Yes. The current research culture seems to promote confirmation bias with impunity, except in the rare cases when 'forensic statistics' detect a flaw, and the flaw is publicised. But, I wonder whether limited 'shelf space' is sometimes an excuse to maintain exclusivity? If this is really why negative results aren't published, then no amount of cyber space will be sufficient.

3. It would be worthwhile to create a continuous measure of reproducibility,
and score a random sample recent publications to determine the extent of
the problem. We may be suffering from attention bias (which some peo-
ple claim was Marc Hauser’s failing in his primatology interpretations).

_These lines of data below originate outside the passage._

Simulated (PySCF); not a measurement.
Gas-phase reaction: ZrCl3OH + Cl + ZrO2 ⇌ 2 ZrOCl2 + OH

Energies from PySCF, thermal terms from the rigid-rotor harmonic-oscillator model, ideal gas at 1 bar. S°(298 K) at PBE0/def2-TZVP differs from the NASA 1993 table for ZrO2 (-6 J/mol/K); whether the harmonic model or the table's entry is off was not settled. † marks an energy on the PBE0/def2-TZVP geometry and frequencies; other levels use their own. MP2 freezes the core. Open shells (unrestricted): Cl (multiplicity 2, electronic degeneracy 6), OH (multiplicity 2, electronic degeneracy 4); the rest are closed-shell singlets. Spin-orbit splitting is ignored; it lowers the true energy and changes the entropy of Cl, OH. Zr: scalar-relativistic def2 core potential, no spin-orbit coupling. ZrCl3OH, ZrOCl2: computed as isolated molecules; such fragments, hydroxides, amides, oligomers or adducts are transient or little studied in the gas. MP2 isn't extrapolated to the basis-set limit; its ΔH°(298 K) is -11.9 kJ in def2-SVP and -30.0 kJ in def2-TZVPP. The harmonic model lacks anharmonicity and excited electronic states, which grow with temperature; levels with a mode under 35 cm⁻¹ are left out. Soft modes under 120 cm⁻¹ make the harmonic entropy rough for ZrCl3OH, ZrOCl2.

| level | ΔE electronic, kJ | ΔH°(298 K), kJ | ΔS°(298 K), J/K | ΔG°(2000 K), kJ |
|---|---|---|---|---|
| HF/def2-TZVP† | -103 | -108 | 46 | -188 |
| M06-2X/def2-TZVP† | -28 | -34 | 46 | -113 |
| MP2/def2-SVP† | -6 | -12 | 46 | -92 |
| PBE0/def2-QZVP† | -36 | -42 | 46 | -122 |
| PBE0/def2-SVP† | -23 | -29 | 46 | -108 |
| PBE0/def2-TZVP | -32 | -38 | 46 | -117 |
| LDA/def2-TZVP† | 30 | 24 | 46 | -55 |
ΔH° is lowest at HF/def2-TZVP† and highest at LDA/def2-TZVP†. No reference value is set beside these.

Perhaps we are so dazzled by the occasional scandal that we overlook
the fact that most research is quite sufficiently solid (although surely
not perfect). On the other hand, the dazzling scandals may distract us
from the possibility that nearly all applied statistical research has pretty
serious flaws. Without some sort of baseline, it will be difficult to assess
progress.

Also a good suggestion. Here's a potential continuous measure of reproducibility: The time required to reproduce the results of a study, including the necessary 'forensic statistics', computing, and reproduction of figures and tables. I think the penalty for computing time is valid, because unusual computing requirements are a barrier to reproducibility. In my experience, the time required for 'forensic statistics' has significantly swamped the subsequent computing time. Of course, this measure is sensitive to the skill and knowledge of the forensic statistician, computing equipment, and is labor intensive. But, a maximum time to establish reproducibility could be imposed, say one or two hours. For reproducible research implemented with computer tools like Sweave, this metric might be reduced by orders of magnitude.